We are not told what they do, we are not told what the Buddha did or what Ananda did during
the day's sojourn. Perhaps they meditated, perhaps they just sat quietly, perhaps they walked
up and down, but they passed the day very peacefully, very gently, and then towards evening -
perhaps it's been a hot day - the Buddha suggests to Ananda that they go and bathe,
presumably in a tank or pond, and then they bathe and when the Buddha has finished bathing,
when he's drying his limbs, Ananda thinks, well, this is a suitable opportunity, we've got now
the evening before us and he says, 'Lord this hermitage of the brahman Rammaka is not far;
the hermitage of the brahman Rammaka is lovely, Lord; the hermitage of the brahman
Rammaka is beautiful, Lord. It were good, Lord, if out of compassion the Lord were to
approach the hermitage of the brahman Rammaka.' The Lord consented by becoming silent.
Then the Lord approached the hermitage of the brahman Rammaka.'
So what sort of impression do you get from this? It's almost as though Ananda knows the
Buddha likes to spend his time in peaceful, attractive places so he describes the hermitage of
brahman Rammaka and suggests that the Buddha goes there. The Buddha agrees by
remaining silent. 'Then the Lord approached the hermitage of the brahman Rammaka. At that
time a number of monks came to be sitting down and talking dhamma in the hermitage of the
brahman Rammaka. Then the Lord stood outside the porch waiting for the talk to finish.' Do
you notice this little touch? What does it suggest about the Buddha?
___: Perhaps he was inquisitive of what they were talking about. (laughter)
S: I wasn't thinking about that. So 'waiting for the talk to finish'. It suggests politeness doesn't
it? Not wishing to interrupt. Even the Buddha was very polite, well mannered you may say.
'Then the Lord, knowing that the talk had finished, coughed and knocked on the bar of the
door; those monks opened the door to the Lord. Then the Lord, having entered the hermitage
of the brahman Rammaka, sat down on the appointed seat. As he was sitting down the Lord
said to the monks: 'As you were sitting down just now what was your talk about, monks?
What was your talk that was interrupted?' 'Lord, our talk that was interrupted was about the
Lord himself; then he arrived.'
You notice the text says a number of monks came to be sitting down and talking dhamma in
the hermitage of the brahman Rammaka but they tell the Buddha that they were talking about
the Buddha himself. Do you think there's an contradiction?
S: No why not?
___: In a way the Buddha's an embodiment of the Dharma.

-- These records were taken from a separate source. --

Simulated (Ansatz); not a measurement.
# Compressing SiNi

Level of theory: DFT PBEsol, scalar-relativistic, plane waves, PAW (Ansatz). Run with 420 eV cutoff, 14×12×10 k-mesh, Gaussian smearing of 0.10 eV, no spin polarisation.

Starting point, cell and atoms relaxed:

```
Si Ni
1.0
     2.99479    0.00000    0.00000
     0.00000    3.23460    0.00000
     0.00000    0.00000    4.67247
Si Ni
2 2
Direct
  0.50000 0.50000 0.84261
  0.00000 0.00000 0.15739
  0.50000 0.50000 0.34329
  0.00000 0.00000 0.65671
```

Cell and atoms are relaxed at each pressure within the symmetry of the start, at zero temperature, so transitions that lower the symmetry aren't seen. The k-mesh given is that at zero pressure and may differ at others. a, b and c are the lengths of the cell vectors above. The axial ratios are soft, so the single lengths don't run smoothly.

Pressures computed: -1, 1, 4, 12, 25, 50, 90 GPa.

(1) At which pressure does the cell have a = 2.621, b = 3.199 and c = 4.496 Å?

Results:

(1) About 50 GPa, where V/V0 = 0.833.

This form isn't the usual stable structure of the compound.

S: Hmm, the Buddha says in another text 'he who sees me sees the Dharma'. So what sort of
talk about the Buddha do you think it might have been? Would it have been what the Buddha
liked for breakfast or something like that? What sort of talk would it have been?
___: About his qualities.
S: About his qualities. They would have been talking about the Buddha as Buddha. Talking
about the Buddha as Buddha one may say is talking about the Dharma. Then the Buddha says,
'It were good, monks, that when young men of family such as you who have gone forth from
home into homelessness out of faith are gathered together that you talk about dhamma. When
you are gathered together, monks, there are two things to be done: either talk about dhamma
or the ariyan silence.'
___: What about this going forth from home into homelessness? Out of faith. Do you know
anything about that? Would that have something to do with the fact that it had been very
difficult for anybody to leave home because of their responsibilities being passed down to
them and so he just leaves and just sort of goes away from the whole thing.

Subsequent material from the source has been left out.